# Fuel Tank Capacity?



## Rivergoer (Mar 30, 2017)

CruzeRSTN said:


> So everywhere I've looked it lists 13.7Gal or 52L as the capacity but I've never got more than 43L(roughly 11Gal) into the tank and that's pushing it after the pump has kicked out. That's with the gas light being on as well.


My Gen 1 Diesel fuel light comes on when there’s still about 2Gal (6-7L) remaining in the tank. That could account for the discrepancy. Not sure how much fuel is left in your particular model when the light comes on.

Also the sensitivity of fuel pump shutoff varies from station to station. So pulling the nozzle after it clicks off may not be providing a complete fill.

Finally, the Cruze filler neck/tube can hold a significant quantity of fuel that’s not usually included in the tank capacity. On my Gen 1 diesel, I can pump another 2-2.5Gal (7-9L) in AFTER the fuel pump clicks off.

Diesel is of course very different than Gasoline, your results may vary.


----------



## BobJacobson (Jan 10, 2018)

I have a 17 diesel.

My regular fill up to first click is usually 45 ish litres.

That is when the DIC says I have about 120km to empty.

I average 4.2 l/100km so it makes sense there is about 6-7 more litres in the tank.

Because it's a diesel I fill it to the top of the neck and I get about 50l in that way off of a 45l first click.

Long story short I think that 52 litres is accurate. 

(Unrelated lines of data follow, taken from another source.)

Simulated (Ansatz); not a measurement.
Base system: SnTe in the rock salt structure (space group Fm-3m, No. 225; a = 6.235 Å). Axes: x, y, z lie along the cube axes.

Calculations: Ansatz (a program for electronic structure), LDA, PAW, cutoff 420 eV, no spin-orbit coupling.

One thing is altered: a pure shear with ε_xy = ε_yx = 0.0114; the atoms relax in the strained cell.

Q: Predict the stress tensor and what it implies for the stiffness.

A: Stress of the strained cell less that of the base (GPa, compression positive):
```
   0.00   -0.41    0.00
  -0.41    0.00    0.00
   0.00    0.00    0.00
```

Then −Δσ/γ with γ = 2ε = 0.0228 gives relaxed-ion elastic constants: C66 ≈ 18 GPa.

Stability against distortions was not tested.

If you are gas do not fill the filling neck. It's bad for the evap systen


----------



## snowwy66 (Nov 5, 2017)

I"ve gotten mine down to 1 gallon. Been able to get 13 gallons in. 

The filler neck holds another gallon. If you feel so inclined but not recommended. 

I think there's some reserve capacity that we can't use. Somewhere on this sight is a modification with a fuel pump swap from a sonic. Guy claims his 13.7 was now 15.7 gallons. Wish i could find it. I should have bookmarked the thing. I'd be interested in doing something like for 2 extra gallons.


----------



## ajb62787 (Feb 13, 2018)

The 2017 and 2018 Cruze L, LS and RS models apparently have a 11 Gallon fuel tank instead of the mentioned 13.7 Gallon tank on Chevy's website and in the manual. While it is possible to add an additional gallon or 2 to the tank, over time it can backfire. I put 13+ Gallons in my 2017 Cruze LS with just 3,000 miles on the odometer and experienced a blown fuel pressure sensor. The mechanic asked me "did you top off the tank?" and I mumbled "Yes" and he said that it caused the fuel pressure sensor to have so much pressure built up that the sensor broke into 2 pieces.


----------



## CruzeRSTN (Jan 4, 2018)

ajb62787 said:


> The 2017 and 2018 Cruze L, LS and RS models apparently have a 11 Gallon fuel tank instead of the mentioned 13.7 Gallon tank on Chevy's website and in the manual. While it is possible to add an additional gallon or 2 to the tank, over time it can backfire. I put 13+ Gallons in my 2017 Cruze LS with just 3,000 miles on the odometer and experienced a blown fuel pressure sensor. The mechanic asked me "did you top off the tank?" and I mumbled "Yes" and he said that it caused the fuel pressure sensor to have so much pressure built up that the sensor broke into 2 pieces.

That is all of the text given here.